First Nations communities in Cape Breton start their own alert system


BLAMING THE RCMP WASN’T GOING TO HELP. So the Indigenous community in Cape Breton didn’t do it. Instead they relied on themselves to imagine and then create their own community emergency alert system—a first for Indigenous people in Canada.

Overall public confidence in the existing emergency alert system in Nova Scotia has been shaky ever since the mass murder of 22 people in Portapique  in April. Police did not issue an alert during a manhunt for the killer.

Indigenous concerns about the reliability of the system increased in early August when the RCMP waited a week to issue an emergency alert about a missing 14-year-old girl from the We’koqma’q First Nation.

Perfect timing before the fact

The September 1 rollout of the Mi’kmaq alert system seemed like perfect timing. But it was in the works before the mass murders and abduction. The five Indigenous communities on Cape Breton have long-standing concerns about possible racial bias in the system.

“I’ve seen things happen in our communities versus mainstream society,” said Jeff Ward, a Membertou First Nation community leader. “Helicopters were sent, and ground search and rescue were there right away. Where for us, a different story was told.”

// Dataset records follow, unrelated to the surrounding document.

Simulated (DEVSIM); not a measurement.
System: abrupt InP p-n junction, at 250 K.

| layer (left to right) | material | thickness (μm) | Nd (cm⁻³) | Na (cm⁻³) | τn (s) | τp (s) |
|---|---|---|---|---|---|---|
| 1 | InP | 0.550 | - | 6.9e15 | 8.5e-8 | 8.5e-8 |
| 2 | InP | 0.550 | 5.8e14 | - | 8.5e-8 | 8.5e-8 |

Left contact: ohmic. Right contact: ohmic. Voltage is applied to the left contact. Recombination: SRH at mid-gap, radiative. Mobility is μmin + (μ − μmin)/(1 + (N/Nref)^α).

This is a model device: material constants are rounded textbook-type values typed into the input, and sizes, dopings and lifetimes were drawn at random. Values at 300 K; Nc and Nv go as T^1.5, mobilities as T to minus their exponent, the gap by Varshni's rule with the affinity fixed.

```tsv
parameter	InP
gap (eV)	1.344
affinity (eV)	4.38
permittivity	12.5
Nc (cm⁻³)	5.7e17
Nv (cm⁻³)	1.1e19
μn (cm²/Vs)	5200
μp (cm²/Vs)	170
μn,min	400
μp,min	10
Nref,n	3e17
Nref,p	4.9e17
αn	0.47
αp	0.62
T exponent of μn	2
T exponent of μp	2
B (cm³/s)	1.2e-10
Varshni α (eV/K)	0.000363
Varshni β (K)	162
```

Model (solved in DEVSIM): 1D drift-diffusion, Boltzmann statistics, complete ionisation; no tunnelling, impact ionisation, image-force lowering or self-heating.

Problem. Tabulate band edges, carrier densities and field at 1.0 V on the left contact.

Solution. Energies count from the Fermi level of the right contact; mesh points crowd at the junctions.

Jennifer Jesty, emergency management co-ordinator with the Union of Nova Scotia Mi’kmaq, said chiefs will be able to send alerts by text, phone and email in Mi’kmaq and English to community members in Eskasoni, Membertou, Potlotek, Wagmatcook and We’koqma’q.

Jesty said giving chiefs decision-making power about alerts will save time and potentially save lives during critical situations such as severe weather, wildfires and missing person searches.

“If something does happen at two o’clock in the morning, [the chief is] likely going to be the one to get the phone call,” she said. “Well, they can just immediately go on their phone and set up the alert right away.”

Community input and involvement

Summer students went door-to-door presenting the system to elders before posters and social media spread the word to the wider community. People can sign up by downloading the app, scanning a QR code or filling out an old-fashioned paper form.

Jesty said the fact the messages will be available in the Mi’kmaq language will help ensure older community members understand the alerts.

Chiefs can dictate their messages in both languages and send them from a phone or computer. Jesty has prepared guidelines, sample messages and a pre-recorded notice that will let recipients on the phone know an emergency alert from their chief will follow.

Jesty said she considered working with the province’s alert system, but concluded the process to issue messages was too bureaucratic.

She said the Mi’kmaq system will save time and remove the step of going through the RCMP when urgent information needs to get out to the community.

“This decision can be made amongst the community itself and community leaders,” she said.